While I am personally happy with what we have right now, I agree we should still allow ourselves to change things (although if we think we want to do that, I wouldn't wait too long with that, so GDAL/geopandas can be updated to follow this as fast as possible). Both in geopandas and GDAL I think this is opt-in, and not used by default (well, for this topic; the also unreleased bbox covering column is written by default in GDAL)

(that's generally the trade-off we have with the desire to have some implementations to test things before calling the 1.1 spec final, and then actually thinking to change things before doing that ..)

jorisvandenbossche commented 5 months ago

have the encoding just be 'columnar'

FWIW I also want to clarify that I find using "columnar" in this context is ambiguous / confusing. When using "columnar" in the context of Parquet as a "columnar file format" or Arrow's "Columnar (in-memory) Format" specification, everything we discuss here is columnar. Also with the WKB encoding, all those WKB values in the geometry column are stored in a "columnar" fashion (all the binary blobs of the WKB values are stored together in one buffer).

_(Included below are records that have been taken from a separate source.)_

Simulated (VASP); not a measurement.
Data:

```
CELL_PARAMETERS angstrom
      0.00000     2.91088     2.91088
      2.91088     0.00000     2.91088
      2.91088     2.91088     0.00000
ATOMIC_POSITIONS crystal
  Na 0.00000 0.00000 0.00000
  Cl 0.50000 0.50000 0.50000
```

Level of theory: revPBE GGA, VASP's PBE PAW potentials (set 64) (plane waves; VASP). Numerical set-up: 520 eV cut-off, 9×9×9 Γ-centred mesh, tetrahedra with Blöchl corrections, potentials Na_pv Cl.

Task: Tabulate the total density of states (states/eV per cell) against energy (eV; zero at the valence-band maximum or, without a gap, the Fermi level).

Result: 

jwass commented 5 months ago

Someone recently pointed out to me that there's potentially more efficient geometry encoding techniques, like 'zigzag encoding coordinate deltas in varints

Somewhat tangential - I've been pretty eager to test out new encodings like the varint/delta/zigzag Chris mentioned (used in OSM PBF) and also Parquet's native bit-packed integer encodings as well. Although these would also require x,y columns to be integers not doubles - which I thought might be a non-starter

paleolimbot commented 5 months ago

zigzag encoding coordinate deltas in varints

I am assuming that's from/inspired by twkb? https://github.com/TWKB/Specification/blob/master/twkb.md#zigzag-encode . It would be derailing this thread to talk about that, but I think that would undo the main benefit of this encoding which is that no Geo-specific parsing is required.

That's the risk of implementing an unreleased spec

This particular change was an open PR for months that had some pretty significant discussion around how to name the encodings. It was not easy to come up with a consensus...I don't think the result is perfect, but I also don't think it has to perfectly separate concerns (just be specific enough that implementations are able to work with this, which it seems that they are). If/when a better encoding comes along, the name can be updated.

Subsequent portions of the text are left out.